Calogero is a 14-year-old immigrant to Louisiana from Sicily, and he lives in the small town of Tallulah where his cousins and uncles sell groceries and produce. The year is 1899, and the small band of Sicilians find the constraints that won’t let them mingle with whites because their skin is dark also keeps them from socializing with blacks.
Calogero and his 13-year-old cousin Cirone are lonely and want to fit in: they work to learn English, eat American food and try to learn the customs of their new country. But tight economic times lead to tension between the white Louisianans and the Sicilians, who the whites see as taking business away from them. When Calogero and his relatives become friends with blacks, tensions escalate.
Based on a true event, Alligator Bayou by Donna Jo Napoli brings this powerful clash of cultures to life with tales of alligator hunts in the bayou, Italian immigrant communities, picking cotton, selling watermelons, cooking sweet potatoes and eating alligator.
This tale reminds us that the immigrant story in the U.S., like the story between whites and blacks, was and is often wrought with difficulties. The story was particularly poignant for me, because I grew up in Louisiana amongst many long-established Italians, and I had no idea of the hardships many of their ancestors endured so their descendants could one day become part of the accepted American community.
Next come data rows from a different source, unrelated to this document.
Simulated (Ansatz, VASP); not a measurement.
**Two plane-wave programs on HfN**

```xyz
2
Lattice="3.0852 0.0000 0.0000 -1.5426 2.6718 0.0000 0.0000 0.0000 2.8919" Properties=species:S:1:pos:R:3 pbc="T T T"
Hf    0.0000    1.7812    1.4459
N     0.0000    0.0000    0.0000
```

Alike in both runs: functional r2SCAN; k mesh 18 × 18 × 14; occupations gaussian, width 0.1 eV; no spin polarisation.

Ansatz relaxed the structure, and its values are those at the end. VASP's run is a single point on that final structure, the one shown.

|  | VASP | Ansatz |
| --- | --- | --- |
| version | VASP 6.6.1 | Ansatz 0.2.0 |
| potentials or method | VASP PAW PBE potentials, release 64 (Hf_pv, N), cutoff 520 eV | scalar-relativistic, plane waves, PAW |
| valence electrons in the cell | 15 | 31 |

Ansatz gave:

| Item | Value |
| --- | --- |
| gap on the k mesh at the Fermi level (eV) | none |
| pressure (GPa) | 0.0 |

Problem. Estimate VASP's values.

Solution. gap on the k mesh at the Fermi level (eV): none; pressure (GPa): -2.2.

Napoli understands the time period she writes of well, and there are references to the all-but-gone Tunica tribe of Mississippi and Louisiana and the 1890 U.S. Census, in which some blacks found out for the first time they were free from slavery. It’s truly amazing to look back on the time and issues that dominated the day: Jim Crow laws, the relationship between white and blacks, and the threat immigrants posed to the normal routine of life. Mother-daughter book clubs with girls aged 10 to 13 will find a lot to talk about.